Under a permanent care order, guardians and adoptive parents have full care and responsibility for a child or young person, until they are 18. They make decisions about health and education, and manage contact between a child or young person and their parents, family and important people in their lives. They are also responsible for the child’s emotional, social, cultural and spiritual needs.
Why are we opposed to them?
In AbSec’s view, permanent care orders like guardianship and adoption lack key features to uphold the rights of Aboriginal children and young people and support them to thrive.
These types of orders do not have safeguards or checks in place to ensure children are safe and well cared for. This means we have no idea whether the kid is happy and safe, whether their cultural and spiritual needs are being met, or whether they are able to enjoy ongoing relationships with their family and connections to their Aboriginal community. These things are very important for an Aboriginal child’s safety and wellbeing. That is why we believe these orders are not in the best interests of our kids.
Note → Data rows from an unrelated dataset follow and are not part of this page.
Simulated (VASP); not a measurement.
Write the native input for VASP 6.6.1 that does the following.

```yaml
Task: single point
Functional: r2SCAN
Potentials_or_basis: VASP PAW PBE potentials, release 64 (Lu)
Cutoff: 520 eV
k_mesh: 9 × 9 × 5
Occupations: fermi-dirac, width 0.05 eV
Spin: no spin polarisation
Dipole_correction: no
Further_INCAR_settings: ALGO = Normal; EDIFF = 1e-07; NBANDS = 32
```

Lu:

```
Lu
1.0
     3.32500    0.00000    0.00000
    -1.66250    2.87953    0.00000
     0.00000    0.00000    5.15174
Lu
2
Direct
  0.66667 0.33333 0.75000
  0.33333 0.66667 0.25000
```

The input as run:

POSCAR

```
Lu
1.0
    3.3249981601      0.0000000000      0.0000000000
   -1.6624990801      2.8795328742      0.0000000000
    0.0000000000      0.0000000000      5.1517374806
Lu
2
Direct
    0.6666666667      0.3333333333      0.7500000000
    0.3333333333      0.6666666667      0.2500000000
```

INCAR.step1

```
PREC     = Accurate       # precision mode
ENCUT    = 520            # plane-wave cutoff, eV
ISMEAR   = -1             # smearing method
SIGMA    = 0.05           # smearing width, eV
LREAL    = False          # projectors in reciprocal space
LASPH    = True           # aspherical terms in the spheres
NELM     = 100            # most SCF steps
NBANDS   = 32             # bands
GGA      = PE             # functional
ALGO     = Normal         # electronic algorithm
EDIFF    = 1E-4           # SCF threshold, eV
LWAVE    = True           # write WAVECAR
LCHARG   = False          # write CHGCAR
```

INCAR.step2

Children and young people who have been removed from their birth families often have complex and ongoing needs, such as education requirements or mental health issues. It can be difficult to predict exactly how each child’s needs might change over time, and what new needs might emerge. It’s important that their carers are supported to address these needs, so that kids receive the best and most appropriate care possible. We are concerned that under guardianship and adoption, there is no oversight or ongoing support to make sure this happens.
We also have ongoing concerns about how decisions are made about Aboriginal children’s safety and wellbeing. The child protection system intervenes in the lives of Aboriginal families far more than in non-Indigenous families, so we believe it’s important for Aboriginal communities to have a say in how the system works. Permanent decisions about Aboriginal children and families made by non-Aboriginal processes are deeply problematic and fail to respect the principle of self-determination.
What do we suggest?
We think the best way forward is a rights-based approach that puts the unique needs of Aboriginal children at the centre. Simply put: a system created by Aboriginal people for Aboriginal people, because we know what will work best for our own communities. This system would respect the self-determination of local communities, prioritise the voices of Aboriginal children and families in decision-making, provide holistic services that tie into one another, and be transparent and accountable to Aboriginal people.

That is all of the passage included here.